- Stay calm. Make sure to keep your hands visible. Don’t argue, resist, or obstruct the police, even if you believe they are violating your rights. Point out that you are not disrupting anyone else’s activity and that the First Amendment protects your actions.
- Ask if you are free to leave. If the officer says yes, calmly walk away.
- If you are under arrest, you have a right to ask why. Otherwise, say you wish to remain silent and ask for a lawyer immediately. Don’t say anything or sign anything without a lawyer.
- You have the right to make a local phone call, and if you’re calling your lawyer, police are not allowed to listen.
- You never have to consent to a search of yourself or your belongings. If you do explicitly consent, it can affect you later in court.
- Police may “pat down” your clothing if they suspect you have a weapon and may search you after an arrest.

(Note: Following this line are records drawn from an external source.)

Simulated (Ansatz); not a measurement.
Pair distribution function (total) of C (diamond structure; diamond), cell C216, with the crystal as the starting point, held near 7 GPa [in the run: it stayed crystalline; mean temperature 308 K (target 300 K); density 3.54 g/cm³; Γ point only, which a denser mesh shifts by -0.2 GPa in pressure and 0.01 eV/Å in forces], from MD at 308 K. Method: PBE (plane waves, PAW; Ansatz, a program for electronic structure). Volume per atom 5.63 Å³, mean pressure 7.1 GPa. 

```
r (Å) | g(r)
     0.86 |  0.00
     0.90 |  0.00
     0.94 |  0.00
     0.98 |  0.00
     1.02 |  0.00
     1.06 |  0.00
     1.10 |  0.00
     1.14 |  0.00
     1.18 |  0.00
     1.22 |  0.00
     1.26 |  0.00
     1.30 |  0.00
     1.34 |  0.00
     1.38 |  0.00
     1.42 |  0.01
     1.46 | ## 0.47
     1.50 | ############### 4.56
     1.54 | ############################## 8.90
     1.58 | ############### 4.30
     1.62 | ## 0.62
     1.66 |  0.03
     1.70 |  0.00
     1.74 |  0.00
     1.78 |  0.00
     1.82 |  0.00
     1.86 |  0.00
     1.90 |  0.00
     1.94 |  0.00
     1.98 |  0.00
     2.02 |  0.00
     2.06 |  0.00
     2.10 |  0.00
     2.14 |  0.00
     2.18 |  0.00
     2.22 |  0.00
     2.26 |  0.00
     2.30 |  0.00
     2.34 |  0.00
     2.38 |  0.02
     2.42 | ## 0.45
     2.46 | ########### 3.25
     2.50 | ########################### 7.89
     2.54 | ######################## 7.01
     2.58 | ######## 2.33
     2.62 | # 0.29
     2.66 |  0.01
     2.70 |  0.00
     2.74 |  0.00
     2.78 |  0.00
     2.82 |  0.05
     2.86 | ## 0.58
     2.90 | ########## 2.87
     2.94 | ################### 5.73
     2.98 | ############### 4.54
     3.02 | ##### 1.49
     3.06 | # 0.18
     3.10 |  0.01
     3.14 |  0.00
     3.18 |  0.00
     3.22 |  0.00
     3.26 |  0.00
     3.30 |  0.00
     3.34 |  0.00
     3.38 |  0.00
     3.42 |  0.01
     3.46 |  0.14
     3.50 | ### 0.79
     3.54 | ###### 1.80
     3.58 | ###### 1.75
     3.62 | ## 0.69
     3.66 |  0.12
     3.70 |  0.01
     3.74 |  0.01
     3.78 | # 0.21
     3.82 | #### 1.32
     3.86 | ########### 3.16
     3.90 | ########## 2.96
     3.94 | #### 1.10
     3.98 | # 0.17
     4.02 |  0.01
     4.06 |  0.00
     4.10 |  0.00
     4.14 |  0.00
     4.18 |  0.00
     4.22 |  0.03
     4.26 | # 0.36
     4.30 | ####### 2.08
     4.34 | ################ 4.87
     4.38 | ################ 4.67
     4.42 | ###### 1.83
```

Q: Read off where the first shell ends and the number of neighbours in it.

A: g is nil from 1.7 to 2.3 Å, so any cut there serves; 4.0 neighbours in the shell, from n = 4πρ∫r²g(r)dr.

- Police officers may not confiscate or demand to view your photographs or video without a warrant, nor may they delete data under any circumstances. However, they may order citizens to cease activities that are truly interfering with legitimate law enforcement operations.
What to do if you believe your rights have been violated
- When you can, write down everything you remember, including the officers’ badge and patrol car numbers and the agency they work for.
- Get contact information for witnesses.
- Take photographs of any injuries.
- Once you have all of this information, you can file a written complaint with the agency’s internal affairs division or civilian complaint board.